Fire in the home is unfortunately one of the most common household emergencies. An electrical short, a gas leak, an unattended stove or oven, or even holiday lighting can cause a house fire. Fire prevention is key, but if a fire does break out, it is extremely important to react quickly and efficiently.
There are various types of fire like small house fire, kitchen grease fire, chminey fire or electrical sparks. For some fires like kitchen grease fire never pour water. For electrical fires if the main fuse is accessible, take it out.
Steps if Fire Occurs
If fire breaks in your house, get everyone outside quickly and assembled at a safe place; also have some one call 101 or nearest fire brigade number ( if you do not know the number you can call local Ask me or Just dial kind of services) from a neighbor’s home or cell phone. Once outside, never go back into a burning building.
Evacuate the house quickly but calmly.
Feel interior doors before opening them if a door is hot, do not open it. Leave doors and windows closed unless you must open them to get out.
Stay low to the floor, on your hands and knees, where the cleanest, most breathable air is. (Smoke inhalation is the most common cause of fire fatalities.)
Fire Prevention Tips
1) Reduce nature’s fuel.
Without fuel, a fire won’t burn. So look around your house for potential sources of fuel and reduce them
2) Prepare your house.
When it’s time to make choices about new roofing and siding materials, choose fire-resistant building materials such as asphalt-fiberglass or masonry roofing, particularly if you live in a fire-prone area.

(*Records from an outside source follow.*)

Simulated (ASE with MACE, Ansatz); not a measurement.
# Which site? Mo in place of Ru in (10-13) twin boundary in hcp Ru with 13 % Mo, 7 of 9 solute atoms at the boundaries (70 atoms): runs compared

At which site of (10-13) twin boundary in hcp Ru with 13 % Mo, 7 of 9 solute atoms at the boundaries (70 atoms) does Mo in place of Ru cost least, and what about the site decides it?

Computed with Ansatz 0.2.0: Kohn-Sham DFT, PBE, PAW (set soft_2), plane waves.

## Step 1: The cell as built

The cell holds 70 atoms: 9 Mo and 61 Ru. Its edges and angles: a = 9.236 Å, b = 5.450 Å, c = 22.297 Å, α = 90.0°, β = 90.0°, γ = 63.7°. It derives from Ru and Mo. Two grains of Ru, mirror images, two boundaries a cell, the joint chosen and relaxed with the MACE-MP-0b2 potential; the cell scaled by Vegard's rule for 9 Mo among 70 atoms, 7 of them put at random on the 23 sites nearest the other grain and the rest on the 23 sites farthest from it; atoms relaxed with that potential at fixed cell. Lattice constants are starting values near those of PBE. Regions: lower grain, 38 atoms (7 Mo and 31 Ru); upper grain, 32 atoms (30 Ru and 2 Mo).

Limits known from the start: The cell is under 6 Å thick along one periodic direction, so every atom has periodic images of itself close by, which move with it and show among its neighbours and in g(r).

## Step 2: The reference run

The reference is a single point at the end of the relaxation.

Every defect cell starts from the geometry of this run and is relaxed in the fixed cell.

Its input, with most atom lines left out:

Unless properly treated with fire retardant, wood shingles and shakes are a clear invitation to disaster and are outlawed in many communities.
3) Have your family prepared by following these steps:
Develop an escape plan and practice it with a family drill. Everyone should know how to get out of the house and where to assemble safely outdoors. Establish who will be responsible for small children or the elderly or handicapped.
Be sure each room has at least two exits that can serve as safe escapes. If one of these is an upper-story window, provide a hook-on fire escape ladder (available at home improvement centers). Be sure that even children know how to attach and climb down these ladders, and keep the ladder in an easily accessible place. (Of course, be sure they are not used unless there is a fire.)
Check smoke detectors periodically to be sure they’re working properly. Fire departments recommend changing batteries twice a year—when you change your clocks to and from daylight savings time.
Be sure your house numbers can be easily seen at night from the street.
4)Safe Electrical and other Practices
Minimize outlet extenders or plug-in power bars; these can overload an electrical circuit.
Repair or replace worn, frayed, or broken electrical cords.
Use only extension cords that match (or have a larger capacity than) the wattage of the appliances that you plug into them.
Make sure receptacles and appliances are properly grounded.
Check the maximum size of bulb allowable for lighting fixtures, and don’t exceed the maximum wattage. Be especially careful not to use improperly sized bulbs in recessed light fixtures because of heat buildup.
Never replace a blown fuse with an improperly sized substitute.
Accidental fires can start if combustible materials are too close to a fireplace, stove, or heater. At the very minimum, these heat sources present a risk for burns.
Keep combustibles such as trash, newspapers, and rags to a minimum. Keep any combustible material, including upholstery, curtains, and rugs safely away from your water heater, fireplace, furnace, gas dryer, or any appliance that heats up.
Grease on the kitchen stove, in the oven, or on the barbecue presents a common fire hazard; keep these appliances clean.
At the kitchen range, loose sleeves or dish towels used as pot holders can easily catch fire. Wear fitted clothes and use pot holders designed for the purpose.
Hot appliances, such as an iron or hair dryer, can start fires if not unplugged immediately after use. Always wait for them to cool down before storing.
Smoking materials cause many fires. Be sure to completely extinguish cigarettes. After parties, check upholstered furniture and carpets for smoldering cigarette butts. Keep matches, lighters, lighter fluid, lit candles, and incense well out of the reach of small children.
Keep two fire extinguishers in your home, one in the kitchen area or service porch and one in the garage, located in clear view, near the exit. Fire extinguishers are coded according to the types of fires they can extinguish. Be sure your extinguishers are large enough to handle home fires.
Periodically check your extinguishers to be sure they are fully charged; this is usually just a matter of looking at a small gauge mounted on the top of the unit.